There is a lot of confusion in the public’s mind about pensions in general and public pensions in particular. While the issues are complex, they are not recondite. Therefore, it might be useful to provide information about public pensions. For now, let’s just deal with the basics.
Most Illinois taxpayers are aware that the state is in arrears to its pension systems to the tune of $100 billion. Basically, the state of Illinois has a constitutional obligation to fund five pension funds, i.e., Teachers Retirement System (TRS), State University Retirement System (SURS), State Employee Retirement System (SERS). General Assembly Retirement System (GERS), and finally, the Judicial Retirement System (JURS).
(It should be noted that there are many other public retirement systems, such as those covering Chicago teachers, and local police and fire personnel for which the state has no obligation.)
Each of the five pension systems have somewhat different rules and benefit schedules. Therefore, in the interests of time and space, let us just deal with one — TRS, which is by far the largest.
TRS covers public elementary and high school teachers employed in Illinois, but outside the city of Chicago. Teaching personnel contribute 9.5% from each paycheck to TRS, together with school districts, and the state of Illinois. TRS invests these monies in a variety of investments that contribute to the pool of money used to pay retirees.

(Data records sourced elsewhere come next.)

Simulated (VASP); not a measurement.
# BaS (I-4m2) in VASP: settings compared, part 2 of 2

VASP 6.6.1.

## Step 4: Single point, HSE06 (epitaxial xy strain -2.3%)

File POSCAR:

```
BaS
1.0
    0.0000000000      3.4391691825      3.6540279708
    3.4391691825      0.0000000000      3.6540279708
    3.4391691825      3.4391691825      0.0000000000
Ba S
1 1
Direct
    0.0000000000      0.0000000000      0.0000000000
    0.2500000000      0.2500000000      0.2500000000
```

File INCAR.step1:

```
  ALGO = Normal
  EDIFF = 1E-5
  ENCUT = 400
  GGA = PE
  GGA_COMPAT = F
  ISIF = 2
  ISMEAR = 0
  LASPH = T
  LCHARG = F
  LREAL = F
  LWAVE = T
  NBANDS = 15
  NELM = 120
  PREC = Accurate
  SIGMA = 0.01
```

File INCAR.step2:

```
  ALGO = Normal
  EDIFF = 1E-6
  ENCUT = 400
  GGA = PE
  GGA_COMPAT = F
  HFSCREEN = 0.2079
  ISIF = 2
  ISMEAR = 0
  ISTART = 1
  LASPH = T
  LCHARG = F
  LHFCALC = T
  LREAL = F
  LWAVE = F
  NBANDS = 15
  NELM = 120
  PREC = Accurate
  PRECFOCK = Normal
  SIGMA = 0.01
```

For many decades the state did not make its full contribution to these funds. As a matter of fact, the state even declared “pension holidays” in which no contributions were made. In doing so the legislature was well aware of its constitutional obligations, and the fact that the state had to pay interest on the moneys not contributed.
The logical question is, “Why would the legislature act in such a reckless fashion?” The reason is quite simple: The 3% flat tax, enacted in 1970, never produced enough revenue to enable the state to pay both its vendors and its pension obligations.
What the legislators should have done was to raise taxes to pay for schools, roads, prisons, etc., but that would have raised the ire of taxpayers. So what is a poor legislator to do? Voters will notice if he raises taxes, but few will care if he shortchanges the state pension systems.
Taking the path of least resistance, he used the pension funds as a credit card and pushed off repaying the funds into the distant future.
The future has arrived; the bill has come due.